30 The applicant further argued that abuse of process should be perceived from the failure to charge the misconduct to be alleged in the new indictment in the first proceedings. In support of this submission attention was directed to a considerable amount of material including notes of interviews with witnesses by ASIC investigators, statements taken from witnesses for the purpose of their investigation and for the HIH Royal Commission, as well as evidence given to the Royal Commission.

31 Whether the applicant is being subjected to unfairness for oppression should not be determined by combing, with hindsight what were at the time uncoordinated items of information collected by investigators without taking into account a realistic assessment of the magnitude of the task upon which those investigators were engaged.

32 Particularly in relation to counts 2 and 4, a contest to the submissions of the Crown was presented by detailing the “evidence available” to ASIC at various times which were before the first trial proceedings. I do not consider it necessary to recapitulate that detail. Whether the applicant has been treated unfairly and the processes of the Court are being abused needs to be gauged upon a factual view of what was required of ASIC and the Director of Public Prosecutions to discharge their prosecutorial responsibilities. It is not helpful to assemble snippets of information which can now be pointed to, without bearing in mind that extensive and detailed examination of the complexities of the operations within a large corporate structure was being undertaken.

33 The evidence of Ms Balding provided a revealing description of what was involved. In May 2001 an investigation by ASIC into the affairs of the HIH Insurance Group was extended to include suspected breaches of the law in relation to FAI and its subsidiaries. FAI was at relevant times part of the HIH Group. The focus of investigation was initially directed to the purported reinsurance contracts which ultimately became the subject of charges at the first trial.
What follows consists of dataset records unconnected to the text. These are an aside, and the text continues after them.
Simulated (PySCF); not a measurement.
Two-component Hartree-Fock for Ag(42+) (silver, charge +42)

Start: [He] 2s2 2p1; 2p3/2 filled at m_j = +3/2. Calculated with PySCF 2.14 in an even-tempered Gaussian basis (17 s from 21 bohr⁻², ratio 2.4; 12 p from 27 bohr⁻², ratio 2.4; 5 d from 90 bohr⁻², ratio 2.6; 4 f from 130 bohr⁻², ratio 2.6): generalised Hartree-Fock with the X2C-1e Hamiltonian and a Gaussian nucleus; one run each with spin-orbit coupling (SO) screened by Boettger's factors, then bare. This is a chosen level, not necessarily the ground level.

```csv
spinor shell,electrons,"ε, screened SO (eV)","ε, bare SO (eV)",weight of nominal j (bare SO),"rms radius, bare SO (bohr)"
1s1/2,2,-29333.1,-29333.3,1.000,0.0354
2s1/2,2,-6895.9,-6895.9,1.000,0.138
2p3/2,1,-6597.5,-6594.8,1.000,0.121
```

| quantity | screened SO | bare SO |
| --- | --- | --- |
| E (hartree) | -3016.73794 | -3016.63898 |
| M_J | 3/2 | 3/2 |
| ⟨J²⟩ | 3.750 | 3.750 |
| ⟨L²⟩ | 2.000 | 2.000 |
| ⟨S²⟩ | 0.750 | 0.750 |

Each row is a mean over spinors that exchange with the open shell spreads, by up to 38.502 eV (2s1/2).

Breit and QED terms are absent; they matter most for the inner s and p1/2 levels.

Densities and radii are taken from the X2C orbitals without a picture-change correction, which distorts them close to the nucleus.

34 In August 2001 the Royal Commission was established and in April 2003 the report of the Royal Commissioner (Owen J of the Supreme Court of Western Australia) was tabled in the Federal Parliament. The applicant had been given leave to appear at the Royal Commission. In May 2003 charges were laid against him and others concerning the reinsurance arrangements which were litigated at the first trial. This trial took place between September and November 2005.

35 The Royal Commission had identified some 56 matters involving potential breaches of the law, and some 53 of these related to corporations law. These were referred to ASIC for investigation. They did not include a referral concerning reductions on 2 January 1998 but the report contained an important statement concerning them:

          “The 2 January 1998 adjustments are (a) very serious matters. They are indicative of a manipulative approach to case estimates. But in the light of the dearth of evidence as to the provenance of the list, who directed its preparation and how it was dealt with, I am unable to apportion responsibility”.

36 Thus, as the content of the report was absorbed by ASIC investigators they would have become aware of the apparently improper reductions but further inquiries of their own would be required in order to identify who was responsible.

37 I earlier mentioned the magnitude of the tasks upon which ASIC became engaged. There was legislation in June 2003 to enable the transfer of the Royal Commission records from the Department of the Prime Minister and Cabinet to ASIC and this was done in the following month. Initially about 640 boxes of hardcopy material were delivered and subsequent additions increased this to a total of about 900 boxes. In the course of its own investigations, ASIC itself had accumulated some 2,350 hardcopy records.

38 It would be absurd to contemplate that the activities of the applicant which related to the 2 January 1998 reductions or, for that matter, the financial reinsurance arrangements were an exclusive target of inquiry. Nevertheless, from the mass of information there emerged a specific focus of investigation to be directed to the January 1998 reductions. This had occurred by April 2004.

39 Whilst ASIC had access to the Royal Commission documentation, it was necessary to be borne in mind that there existed an inhibition upon the use of such material otherwise pursuant to s 6DD of the Royal Commissions Act 1902.

40 Ms Balding’s affidavit affirmed 7 July 2008 set out a detailed summary of interviews and the taking of statements from a substantial number of possible witnesses whose evidence could cast light on the allocation of responsibility for the seemingly improper reductions in reserves on 2 January 1998. I do not recite that content but it presents a powerful demonstration of the size of the task. A submission by the applicant that the elements of the charges now sought to be brought are not complex raised a false issue. Complexity is not to be gauged simply upon the elements of the charge but must include considerations concerning, first, the gathering and then the capacity to present evidence to prove those elements. All of this is relevant to consider when abuse of process is alleged.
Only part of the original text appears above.